Engineering Adreno Foveation
Snapdragon 845 introduces Adreno Foveation, a digital image processing technique that substantially reduces power consumption, boosts XR application performance, and improves visual quality within your small fovea region where it counts, as compared to the previous generation.
Adreno Foveation employs a unique kind of graphics rendering combined with eye tracking to understand where your eyes are looking and then drives graphics resources to enhance that area for sharpest visuals. For example, it’ll render objects with progressively less detail outside your fovea region, and then it’ll render objects within your fovea’s field of view with much greater detail.

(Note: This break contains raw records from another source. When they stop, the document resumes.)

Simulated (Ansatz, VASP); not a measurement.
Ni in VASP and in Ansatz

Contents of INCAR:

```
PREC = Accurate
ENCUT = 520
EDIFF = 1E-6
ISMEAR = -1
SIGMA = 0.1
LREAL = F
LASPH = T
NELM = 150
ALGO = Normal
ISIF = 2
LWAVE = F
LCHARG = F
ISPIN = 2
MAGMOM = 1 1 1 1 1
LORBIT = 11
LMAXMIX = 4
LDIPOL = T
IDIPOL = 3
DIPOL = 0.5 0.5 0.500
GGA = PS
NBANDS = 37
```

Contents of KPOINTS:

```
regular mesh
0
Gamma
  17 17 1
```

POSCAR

In the above video, Adreno Foveation reduces the GPU’s workload by prioritizing image resolution based upon the user’s fixation point.
Adreno Foveation consists of multiple technology advancements: Multi-view rendering, tile-based foveation, and fine grain preemption. Scroll to learn more.
Multi-view rendering - Rather than each eye buffer being rendered independently which is currently the conventional rendering standard for today’s VR HMD, objects are first rendered to the left eye buffer, and then automatically duplicated to the right buffer, with appropriate modifications for position and view-dependent variables like reflections.
Tile-based foveation – We’ve developed this with our software collaborators to conceptually break up your scene into tiles for processing. The level of detail will be greatest in the tiles where you’re directly looking and the surrounding tiles will be less clear, with the tiles at the edge of the scene receiving the least amount of detail.
Fine grain preemption – This is a means of efficiently interrupting a process that’s currently executing to initiate a higher priority process with minimal delay. It also efficiently resumes with the previous process once the interrupting process is completed. This provides improved results, particularly with real-time, latency-critical XR applications.
New directions in augmented reality
Voice UI will be important for the next generation of XR experiences, especially for AR. Upcoming AR glasses can have an always-listening component with the ability to recognize key phrases like, “Hey Snapdragon” to either wake up the glasses or invoke a specific action. Future AR glasses may also use Snapdragon computer vision and facial recognition technologies along with a trained, on-device neural network, to identify people in the room. With that contextual information, apps for AR glasses could either recommend actions, or automatically take actions, like displaying useful information about the people in the room.
AR could also change the way you shop and make mobile payments. During last month’s Snapdragon Tech Summit, we worked with ODG to demonstrate the use of glasses in a virtual shopping environment. The demo illustrated how you could add items to your cart by simply looking at them and tapping your glasses. When it was time to pay, the glasses performed iris authentication to scan your eyes, confirm your identity, and release your funds for payment.
Exploring 3D audio
Snapdragon 845 also supports 3D audio to further immerse you in VR environments, allowing you to hear sounds like you’d hear them in real life. For example, 3D audio reflects the physical composition of your environment. If you’re standing in a virtual cave, you’ll hear the reverb and reflections of your voice just as you would in a real-world cave.
Adreno 630 represents a truly dynamic visual processing subsystem and we’re very excited about the new experiences Snapdragon 845 can deliver to you in 2018.